In a large trailer astride the border between South Africa and Botswana, South African Prime Minister Pieter W. Botha and Zambian President Kenneth Kaunda met today in only the third known session between the head of Africa's last bastion of white-minority rule and a major black African leader.

The two leaders, emerging after four hours of talks and a lunch, issued a statement saying they had engaged in a "frank exchange of views" on issues dividing blacks and whites in southern Africa, including independence for Namibia, the South African-controlled territory, and apartheid, South Africa's white-enforced racial segregation codes. The statement did not indicate that any agreement had been reached.

Later a Zambian aide, Milimo Punabantu, said that each leader had spoken "from the depths of his heart." Punabantu said the Zambians believed that the meeting had been "very constructive."

It was the first publicly announced session between a black African leader and a South African prime minister since August 1975, when Kaunda and Botha's predecessor, John Vorster, met in a railway carriage high above scenic Victoria Falls, midway between Zambia and what was then white-ruled Rhodesia.

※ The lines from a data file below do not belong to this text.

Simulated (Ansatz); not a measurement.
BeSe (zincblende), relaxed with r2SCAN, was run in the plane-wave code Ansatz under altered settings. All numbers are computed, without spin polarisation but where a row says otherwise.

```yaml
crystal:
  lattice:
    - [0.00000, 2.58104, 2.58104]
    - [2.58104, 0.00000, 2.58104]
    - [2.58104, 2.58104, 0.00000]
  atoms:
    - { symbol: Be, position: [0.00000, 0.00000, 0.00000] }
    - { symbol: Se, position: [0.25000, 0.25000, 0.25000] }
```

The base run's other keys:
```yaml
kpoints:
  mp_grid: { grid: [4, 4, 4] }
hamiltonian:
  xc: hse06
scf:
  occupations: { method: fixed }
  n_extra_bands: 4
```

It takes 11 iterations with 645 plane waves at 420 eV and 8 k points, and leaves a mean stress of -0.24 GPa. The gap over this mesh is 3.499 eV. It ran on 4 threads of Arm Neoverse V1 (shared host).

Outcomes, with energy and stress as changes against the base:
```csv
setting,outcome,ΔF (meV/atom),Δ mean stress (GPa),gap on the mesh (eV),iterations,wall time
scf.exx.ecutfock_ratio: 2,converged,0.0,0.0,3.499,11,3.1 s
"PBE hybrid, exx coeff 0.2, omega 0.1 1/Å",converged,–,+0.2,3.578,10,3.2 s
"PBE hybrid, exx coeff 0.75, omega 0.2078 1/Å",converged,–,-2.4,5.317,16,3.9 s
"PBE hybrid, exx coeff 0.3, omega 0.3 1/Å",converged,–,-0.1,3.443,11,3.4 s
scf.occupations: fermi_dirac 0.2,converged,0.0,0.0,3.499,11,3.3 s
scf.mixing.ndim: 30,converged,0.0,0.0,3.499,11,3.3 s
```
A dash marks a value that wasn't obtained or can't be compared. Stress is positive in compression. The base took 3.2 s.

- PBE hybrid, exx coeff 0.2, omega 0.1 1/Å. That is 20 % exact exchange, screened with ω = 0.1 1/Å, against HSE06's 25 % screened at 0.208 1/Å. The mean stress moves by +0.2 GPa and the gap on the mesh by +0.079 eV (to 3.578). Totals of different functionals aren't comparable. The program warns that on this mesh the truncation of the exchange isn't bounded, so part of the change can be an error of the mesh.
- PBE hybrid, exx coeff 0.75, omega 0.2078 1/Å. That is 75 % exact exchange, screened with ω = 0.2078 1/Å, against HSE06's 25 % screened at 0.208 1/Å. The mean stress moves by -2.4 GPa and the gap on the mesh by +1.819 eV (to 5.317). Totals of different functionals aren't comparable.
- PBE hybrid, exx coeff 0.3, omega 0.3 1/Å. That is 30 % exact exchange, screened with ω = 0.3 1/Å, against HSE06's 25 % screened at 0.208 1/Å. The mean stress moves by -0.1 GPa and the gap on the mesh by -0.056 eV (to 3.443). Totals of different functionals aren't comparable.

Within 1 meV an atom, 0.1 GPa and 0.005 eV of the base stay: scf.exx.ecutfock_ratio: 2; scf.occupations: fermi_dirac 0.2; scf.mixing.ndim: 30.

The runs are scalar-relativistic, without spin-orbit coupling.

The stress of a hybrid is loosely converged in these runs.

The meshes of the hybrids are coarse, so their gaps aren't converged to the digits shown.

That meeting is believed to have helped pave the way for the eventual resolution of Rhodesia's guerrilla war and the final transfer of power in 1980 to the black majority of what is now called Zimbabwe.

Vorster also went to Liberia in 1975 and met with then-president William Tolbert.

Today, Kaunda and Botha met in a trailer under a maroela tree in the wide-open spaces of the African bush. A baize-covered conference table straddled the border, with Botha sitting on the South African side, Kaunda on the Botswanan side.

The meticulous care over neutrality symbolized the delicateness of these talks. Kaunda has risked damaging his standing in the eyes of black Africa by meeting with Botha. Many black African leaders contend such sessions can only boost Botha's prestige and give him an aura of acceptability without achieving anything in return.

But Kaunda has always maintained a personal sense of mission about the white south, believing that reassurance and example can persuade the whites to relent.

His desire to meet with Botha appeared unexpectedly in an interview with a South African journalist last month.

South Africa, Kaunda said, was heading for a racial catastrophe and if it exploded, the entire subcontinent would burn. He said he would like to meet with Botha to try to persuade him to defuse the situation.

The suggestion came at a time when Botha was anxious to appear flexible, and Botha promptly agreed to the meeting.

Botha is under U.S. pressure to steer a racially moderate course that can help justify closer U.S. ties. At home he needs to woo liberal voters for support against growing right-wing opposition.

Kaunda had indicated earlier that he wanted to tell Botha he need not fear the South-West African People's Organization (SWAPO), the Namibian guerrilla movement, which he described as an African nationalist movement that posed no real threat to South Africa.

That view runs directly contrary to the position of leaders of South Africa's security forces, who see SWAPO as a surrogate of the Soviet Union. They contend that the guerrilla war in Namibia is part of a "total onslaught" directed from Moscow to destroy South Africa.

It is also understood that Kaunda pressed for the release of leaders of the outlawed African National Congress serving life sentences for trying to overthrow white rule.

Kaunda's contends that conflict in South Africa can be avoided only if the government negotiates with these leaders, whom he regards as the true representatives of the black population. Botha and his advisers, voice conviction that the congress is a dangerous communist surrogate.